$k=\frac{16}{9}$ with equality when $x=y=1/2$ and $z=0$. case 1. if all are negative we have easy calculations to prove it(sum of many positive numbers should be $\geq 0$) case 2. $x\geq0,y\geq0,z\leq0$ is equivalent to positive $x,y,z$ and the inequality becomes $\frac{16}{9}(x^{2}+x+1)(y^{2}+y+1)(z^{2}-z+1)\geq (xyz)^{2}-xyz+1$ set $xy=a^{2}$ constant cauchy gives us $(x^{2}+x+1)(y^{2}+y+1)\geq (a^{2}+a+1)^{2}$ so we need to prove $\frac{16}{9}(a^{2}+a+1)^{2}(z^{2}-z+1)\geq (a^{2}z)^{2}-a^{2}z+1$ if $z\geq 1$ use $z^{2}-z+1=\frac{3}{4}z^{2}+(\frac{z}{2}-1)^{2}\geq \frac{3}{4}z^{2}$, if $z\leq 1$ use $z^{2}-z+1\geq \frac{3}{4}$ plugging in with easy calculations gives the ineq. case 3. $x\geq0,y\geq0,z\leq0$ is again equivalent to positive $x,y,z$ $\frac{16}{9}(x^{2}-x+1)(y^{2}-y+1)\geq \frac{(xyz)^{2}+xyz+1}{(z^{2}+z+1)}$ now if $xy\leq 1$ then $RHS\leq 1$ and it's easy to prove that $\frac{16}{9}(x^{2}-x+1)(y^{2}-y+1)\geq 1$ because $x^{2}-x+1\geq \frac{3}{4}$ if $xy>1$ then $\frac{(xyz)^{2}+xyz+1}{(z^{2}+z+1)}= (xy)^{2}+(1-xy)\frac{1+xy+xyz}{z^{2}+z+1}< (xy)^{2}=\frac{16}{9}(\frac{3}{4}x^{2})(\frac{3}{4}y^{2})\leq$ $\frac{16}{9}(\frac{3}{4}x^{2}+(\frac{x}{2}-1)^{2})(\frac{3}{4}y^{2}+(\frac{y}{2}-1)^{2})=\frac{16}{9}(x^{2}-x+1)(y^{2}-y+1)$ and that should be that... anything shorter??

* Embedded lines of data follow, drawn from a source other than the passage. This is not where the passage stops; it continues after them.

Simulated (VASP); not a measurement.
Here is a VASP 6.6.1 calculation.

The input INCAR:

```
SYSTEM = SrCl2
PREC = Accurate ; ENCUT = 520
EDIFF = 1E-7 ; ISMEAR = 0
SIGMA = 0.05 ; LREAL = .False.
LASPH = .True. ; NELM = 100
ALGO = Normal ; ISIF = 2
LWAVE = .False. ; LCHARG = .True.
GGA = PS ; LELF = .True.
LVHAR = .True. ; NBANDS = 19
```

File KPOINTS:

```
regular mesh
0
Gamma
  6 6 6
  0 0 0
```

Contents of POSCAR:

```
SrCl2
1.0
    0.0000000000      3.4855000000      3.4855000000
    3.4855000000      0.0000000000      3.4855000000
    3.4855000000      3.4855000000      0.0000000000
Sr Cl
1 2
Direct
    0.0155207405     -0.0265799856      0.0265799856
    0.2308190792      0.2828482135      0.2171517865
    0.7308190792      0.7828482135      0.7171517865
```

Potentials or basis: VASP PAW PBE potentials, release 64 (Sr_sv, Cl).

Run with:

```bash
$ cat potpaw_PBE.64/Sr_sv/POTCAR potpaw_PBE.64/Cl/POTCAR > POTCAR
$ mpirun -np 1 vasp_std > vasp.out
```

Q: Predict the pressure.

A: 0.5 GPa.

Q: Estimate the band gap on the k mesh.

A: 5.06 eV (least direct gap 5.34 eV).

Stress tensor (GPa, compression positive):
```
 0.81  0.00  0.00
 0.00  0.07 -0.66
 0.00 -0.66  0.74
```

what a magnificent solution...oh where did you learn to solve inequalities like that? oh you're such a king man...i just love you---

samo da znaš da je editirao poruku koja je glasila: (parafraziram) ti si dokazao da za $k=\frac{16}{9}$ vrijedi ali gdje si pokazao da ne postoji manji $k$... sry for maj bed english, can sambody pliz translate it..

parafraziraš? šta te sve puharićka naučila... sorry guys for this local-language based moments...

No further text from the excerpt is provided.